Bitcoin has increasingly been part of this public conversation as its fixed supply cap offers a compelling store of value proposition similar to how gold has traditionally been utilized in portfolios. Bitcoin, which is up 78% YTD to $12,800 with a market cap of $237 billion, has outperformed both Gold and the S&P 500 by significant margins year-to-date, proving its ability to perform well during turbulent periods.

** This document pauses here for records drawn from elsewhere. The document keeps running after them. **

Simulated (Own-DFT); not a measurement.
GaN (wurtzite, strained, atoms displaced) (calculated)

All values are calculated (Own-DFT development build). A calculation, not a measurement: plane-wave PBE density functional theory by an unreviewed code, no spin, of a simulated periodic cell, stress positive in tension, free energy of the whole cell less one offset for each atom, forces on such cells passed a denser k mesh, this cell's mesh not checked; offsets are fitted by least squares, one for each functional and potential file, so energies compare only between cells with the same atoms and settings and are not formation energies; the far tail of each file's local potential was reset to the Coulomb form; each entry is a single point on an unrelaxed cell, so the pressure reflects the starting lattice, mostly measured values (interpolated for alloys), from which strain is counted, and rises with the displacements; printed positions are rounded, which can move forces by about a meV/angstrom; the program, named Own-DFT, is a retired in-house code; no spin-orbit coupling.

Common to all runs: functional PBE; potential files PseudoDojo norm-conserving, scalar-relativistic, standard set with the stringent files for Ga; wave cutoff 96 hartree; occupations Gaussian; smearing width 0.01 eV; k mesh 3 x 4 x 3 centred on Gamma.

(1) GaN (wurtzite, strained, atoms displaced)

One item which gained significant attention was famed hedge fund manager Paul Tudor Jones’ letter in May 2020, The Great Monetary Inflation, which discussed the current environment and advocated for Bitcoin as a compelling store of value investment and due to the broader digitization of currencies. Paul disclosed that his Tudor BVI funded adjusted its mandate to allow a low single digits % exposure in bitcoin futures. An excerpt from this letter:

“[bitcoin] falls into the category of a store of value and it has the added bonus of being semi-transactional in nature. The average Bitcoin transaction takes around 60 minutes to complete which makes it “near money.” It must compete with other stores of value such as financial assets, gold and fiat currency, and less liquid ones such as art, precious stones and land. The question facing every investor is, “What will be the winner in ten years’ time?” At the end of the day, the best profit-maximizing strategy is to own the fastest horse. Just own the best performer and not get wed to an intellectual side that might leave you weeping in the performance dust because you thought you were smarter than the market. If I am forced to forecast, my bet is it will be Bitcoin.”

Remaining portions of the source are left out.